EPA regulatory lunge could result in 2011 economic plunge
Supported by an administration that has suffered defeat after defeat on Capitol Hill in its attempt to pass wholesale climate change legislation, EPA instead seeks to impose its costly and burdensome regulatory agenda through the back door. From overly complex new greenhouse gas rules to more stringent ozone standards to new mandates for recycled coal ash, unelected EPA bureaucrats hope to decree through regulatory fiat what they can’t enact through the democratic or legislative processes.
If successful, EPA’s agenda could cost American families $3,000 per year, according to Heritage Foundation estimates. Just this week, moreover, Obama’s EPA proposed a 20 percent increase in fuel efficiency mandates for commercial trucks, buses and tractor trailers by 2018. How does the agency expect already-strapped businesses to suddenly pay for those new mandates?
Given our current economic state, further government regulation and uncertainty are the last things we can afford. In addition to cost considerations, however, two other aspects of EPA’s power grab should alarm concerned Americans.
First, EPA rulemaking processes lack transparency. When President Obama was heralded into Washington, he vowed to make his administration the most open government in American history. How quickly he jettisoned pledges previously made. For example, the President dismissed his “ethics czar” recently, offering him instead the post of U.S. Ambassador in the Czech Republic. His replacement? Well, most of the transferred duties now rest with White House Counsel Bob Bauer, who has stated, “disclosure is a mostly unquestioned virtue deserving to be questioned.”

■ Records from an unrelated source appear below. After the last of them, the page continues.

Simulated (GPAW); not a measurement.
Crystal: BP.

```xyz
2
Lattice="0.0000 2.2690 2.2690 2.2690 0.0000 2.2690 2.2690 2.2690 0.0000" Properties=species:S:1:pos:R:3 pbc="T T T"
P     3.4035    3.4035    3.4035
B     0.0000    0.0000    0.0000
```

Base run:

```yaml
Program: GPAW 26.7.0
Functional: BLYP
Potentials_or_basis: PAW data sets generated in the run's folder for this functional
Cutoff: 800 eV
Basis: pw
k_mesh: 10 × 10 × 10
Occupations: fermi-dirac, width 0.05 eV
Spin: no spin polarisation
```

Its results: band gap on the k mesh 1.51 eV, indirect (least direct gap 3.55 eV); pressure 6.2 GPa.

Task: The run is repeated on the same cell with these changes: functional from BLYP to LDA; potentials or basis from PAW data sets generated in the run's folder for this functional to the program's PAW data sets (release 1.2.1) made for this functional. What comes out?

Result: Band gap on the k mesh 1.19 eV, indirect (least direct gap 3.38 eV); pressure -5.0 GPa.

It thus appears that Bauer will be more than happy to assist EPA Administrator Lisa Jackson in her quest to implement new, extremely costly regulatory programs behind closed doors. Shouldn’t we expect the government to disclose to taxpayers how these new environmental regulations are being made, or even what the alleged benefits of the regulations are? According to EPA and White House: “Not necessarily.”
Speaking of taxpayers, a second serious danger stemming from the EPA’s regulatory overreach is its inherent lack of accountability. EPA is a bureaucracy; not a single employee there was voted into his or her job. It is, therefore, no wonder that the agency’s hijacking of the legislative process has caught the attention of more than a few elected officials in Congress.
Politics sometimes makes strange bedfellows. But when two legislators as different as Sen. Charles Schumer (D–N.Y.) and Congressman Fred Upton (R–Mich.) agree, something must be amiss. Upton recently called EPA’s plans a “regulatory train wreck” of “job killing” proposals. Schumer has expressed similar frustration, and both are right to be irked. Indeed, EPA’s attempts to skirt Congressional approval of such comprehensive mandates via backdoor rulemaking undermine the separation of powers at the heart of our constitutional system.
Shouldn’t those making the rules be accountable to the people who will be footing the billions of dollars in costs associated with these new regulatory burdens?
The U.S. economy simply cannot bear these burdensome regulatory costs that amount to hidden taxes on consumers – taxes that will kill jobs and increase costs for both consumers and businesses. Unemployment nationwide is still at 9.6 percent, far higher than the 60-year national average of 5.7 percent. Wages, moreover, continue to stagnate, meaning consumers are even less able now to cope with the costs of new EPA regulations.
Since its founding in October 1970, EPA has exerted broad influence over consumer behavior and business activity. But given the current state of American affairs, both politically and economically, government intervention in the form of increased EPA regulation is not tenable. On the heels of auto takeovers, bank bailouts and health care mandates, now is not the time for even more government overreach into the pocketbooks of consumers and the balance sheets of U.S. employers.
Americans nationwide have had enough. Hopefully the EPA will soon hear loud and clear both its colleagues on Capitol Hill and voters across the country calling in unison, “No more unnecessary regulation.”
Timothy H. Lee is Vice President of Legal and Public Affairs for the Center for Individual Freedom (CFIF).